Every other Wednesday, I celebrate the Eucharist in the crypt chapel of St Bride's, Fleet Street. This Wren church, with its famous wedding-cake steeple, was built after the Great Fire (and rebuilt yet again after being extensively damaged in the Blitz) on the footprint of its medieval predecessor - which had itself overlaid and replaced five other buildings going back as far as the sixth century. In the crypt, which is now far below street level, you are surrounded by the relics of these former churches - isolated outcrops and abutments of ancient stone which will have echoed to the timeless rhythm of masses offered by our earliest ancestors in the faith. Indeed you are, in a sense, surrounded by the ancestors themselves, since the crypt was used for burials for centuries until 1854.
|The Crypt Chapel, St Bride's, Fleet Street|
The altar is an ancient table, half-charred and planted on a huge tombstone. To its south side is a tiny niche in the stonework in which the priest can sit silently and all but unobserved as he awaits the lunchtime faithful. I use these few minutes to say a preparatory prayer or two; and to formulate mentally some words of introduction. When there is a festival or other commemoration, these words often take the form of a brief reflection on the saint's life and its significance for us on (or under) the streets of 21st century London.

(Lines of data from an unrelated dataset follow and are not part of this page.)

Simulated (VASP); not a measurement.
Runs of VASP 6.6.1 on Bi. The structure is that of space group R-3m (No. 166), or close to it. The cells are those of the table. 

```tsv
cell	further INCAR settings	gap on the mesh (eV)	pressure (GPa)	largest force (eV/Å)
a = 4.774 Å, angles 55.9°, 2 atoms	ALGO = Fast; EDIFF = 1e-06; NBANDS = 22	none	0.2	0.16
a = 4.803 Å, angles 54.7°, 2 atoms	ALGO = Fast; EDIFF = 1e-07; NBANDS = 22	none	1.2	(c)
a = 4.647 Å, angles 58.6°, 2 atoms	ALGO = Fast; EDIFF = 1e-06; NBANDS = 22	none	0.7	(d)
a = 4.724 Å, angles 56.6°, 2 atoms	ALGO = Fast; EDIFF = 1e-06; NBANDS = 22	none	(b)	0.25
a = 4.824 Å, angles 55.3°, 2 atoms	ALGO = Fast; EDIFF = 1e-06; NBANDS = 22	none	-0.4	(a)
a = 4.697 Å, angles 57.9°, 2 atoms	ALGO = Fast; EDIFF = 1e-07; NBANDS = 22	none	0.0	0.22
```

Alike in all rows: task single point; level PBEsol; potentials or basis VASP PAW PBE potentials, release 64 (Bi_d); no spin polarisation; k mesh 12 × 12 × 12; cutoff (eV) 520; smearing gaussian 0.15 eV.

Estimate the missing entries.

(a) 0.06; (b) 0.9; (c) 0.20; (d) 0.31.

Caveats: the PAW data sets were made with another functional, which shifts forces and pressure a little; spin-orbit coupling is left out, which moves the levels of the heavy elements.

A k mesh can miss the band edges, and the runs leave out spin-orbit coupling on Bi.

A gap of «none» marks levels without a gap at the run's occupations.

Today's commemoration (or "lesser festival" to give it its formal appellation) was of Margaret of Scotland, a ninth century Anglo-Saxon noblewoman who fled England for Scotland at the Norman conquest, and subsequently married the Scottish king. She is thought to have lived a life of great piety and philanthropy, caring for the poor and reforming religious houses. The little biography provided by the Anglican altar book used for the celebration of such festivals, Exciting Holiness, says of Margaret that she "seemed to influence for good all with whom she came into contact". This sounds rather bland, even saccharine, at first sight; but that does not characterise these usually nicely-judged and economical summaries. So I am happy to assume that, as far as we can know 1000 years on, it must actually be true.
|St Margaret feeding orphans|
Influencing for good all with whom one comes into contact is indeed a holy gift. We perhaps all know or have known someone who seems positively to radiate goodness; a person in whom we can detect no hint of selfishness or malice; and who in the eyes of the cynic, seems too good to be true. None of us can be without sin, without flaw, since that is our inheritance. Christians believe that perfection can be attained only by the grace of God, and perhaps never in this life. Yet there are people who seem to approach it: not just peacemakers or philanthropists; not just those who are remembered for their good deeds or wise words - although all these and more surely have more than their "fair" share of holiness. They are those who have been given such a measure of inner goodness that it cannot help but overflow like some healing salve. They are those in whose faces we seem to see - albeit through a glass, darkly - a reflection of Christ himself.